Find the Miraculous in the Mundane

Treat Thompson

in

Newsletter

This is a republishing of the Shoulders of Giants newsletter.


What We'll Learn (in 3 minutes):

👨‍🏫 Topic: Our lost joy and wonder of the world

🔍 Quote: Socrates on satisfaction

📸 Visual: Goals and Stillness

📜 Passage: Mary Oliver on if you need a push to live your life


Find the Miraculous in the Mundane

When I was a kid, I couldn’t help but notice the amazing in everyday life. It would call out to me, flailing its arms around. 

Finding a penny on a sidewalk called for celebration, and an ant hill would throw me into a frenzy.

It takes a lot more than that today. 

Annie Dillard has a story that captures this well.

When she was six years old, she would hide pennies for strangers to find. She would put them in the holes of sidewalks and mark them with an arrow labelled “SURPRISE AHEAD.”

She would get excited thinking about the first lucky person to find her gift. But she’d never stick around to see it through. The point wasn’t to feel good from surprising people—the fun came from getting lost in it all.

We lose this with age. Finding the miraculous in the mundane gets harder and harder.

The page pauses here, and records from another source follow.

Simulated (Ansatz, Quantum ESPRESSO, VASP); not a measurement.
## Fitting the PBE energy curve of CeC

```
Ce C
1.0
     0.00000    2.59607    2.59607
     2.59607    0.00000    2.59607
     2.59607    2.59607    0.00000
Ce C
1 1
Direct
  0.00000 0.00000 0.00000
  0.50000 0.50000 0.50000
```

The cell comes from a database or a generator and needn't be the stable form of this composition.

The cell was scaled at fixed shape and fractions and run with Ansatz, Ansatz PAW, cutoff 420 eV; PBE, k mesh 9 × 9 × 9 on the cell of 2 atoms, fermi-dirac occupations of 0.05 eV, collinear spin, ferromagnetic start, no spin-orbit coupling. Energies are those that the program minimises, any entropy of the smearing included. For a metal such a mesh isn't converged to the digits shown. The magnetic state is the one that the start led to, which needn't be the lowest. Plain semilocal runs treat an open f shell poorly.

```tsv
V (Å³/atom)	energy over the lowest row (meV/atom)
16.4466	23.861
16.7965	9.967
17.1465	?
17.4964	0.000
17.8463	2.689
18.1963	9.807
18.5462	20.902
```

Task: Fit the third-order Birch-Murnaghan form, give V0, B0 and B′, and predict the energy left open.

We go from being WALL-E’s obsessed with the randomness around us to dull humans focused on cheap pleasure.

There used to be something to flood me with wonder around every corner: “How do birds know how to build nests?” “What did this place look like 100 years ago?” “How did famous sayings catch on?”

The smallest things filled me with joy: The first star at night was always beautiful, seeing how close I could call a squirrel over was thrilling and getting a truck driver to honk their horn was a huge win.

The sad part is that none of these ever went away. 

It’s not like the world gets less interesting—we just get less interested.

We become the Dad in the story Sidewalk Flowers.

It follows a little girl and her Dad walking home together.

He’s on his phone, rushing through pedestrians, meanwhile, she trails him, picking wildflowers and giving them to strangers—acknowledging everyone he’s neglected.

How’d We Get Like This

We get comfortable with spending life on the sidelines.

Henry Thoreau made this point by saying, most people participate in life enough to work a job, less participate enough to exert themselves intellectually and very few participate enough to live remarkable lives.

Our discomfort with idleness is another problem. We bolt at the first sign of boredom, meanwhile, boredom helps show us the joys of the world.

"All of humanity's problems stem from man's inability to sit quietly in a room alone”—Blaise Pascal

We also don’t care to be aware of our surroundings, and I don’t know why. Are we distracted? Is it unhappiness? Maybe we’re too self-centred?

Whatever it is, we consistently neglect the world around us.

“How awake are we, really, when we’ve stopped bowling over in awe at the everyday miracle of clouds? Or the unexpected glory of wildflowers on the city sidewalk?”—Maria Popova

The truth is, everything is interesting. It just takes looking closer. Life’s unremarkable when you glance over everything.

It’s like saying your name over and over again and noticing how different it sounds each time. Everything has depth if you give it more attention.


Visual Value

@OzolinsJanis
Ruth Krauss and Maurice Sendak

Featured Quote

The secret of happiness, you see, is not found in seeking more, but in developing the capacity to enjoy less.—Socrates

If your bar for joy and wonder is low, you'll find it everywhere.


Featured Passage

I know you never intended to be in this world. But you’re in it all the same.

So why not get started immediately.

I mean, belonging to it.

There is so much to admire, to weep over.

You could live a hundred years, it’s happened.

Or not.

I am speaking from the fortunate platform of many years,

none of which, I think, I ever wasted.

Do you need a prod?

Do you need a little darkness to get you going?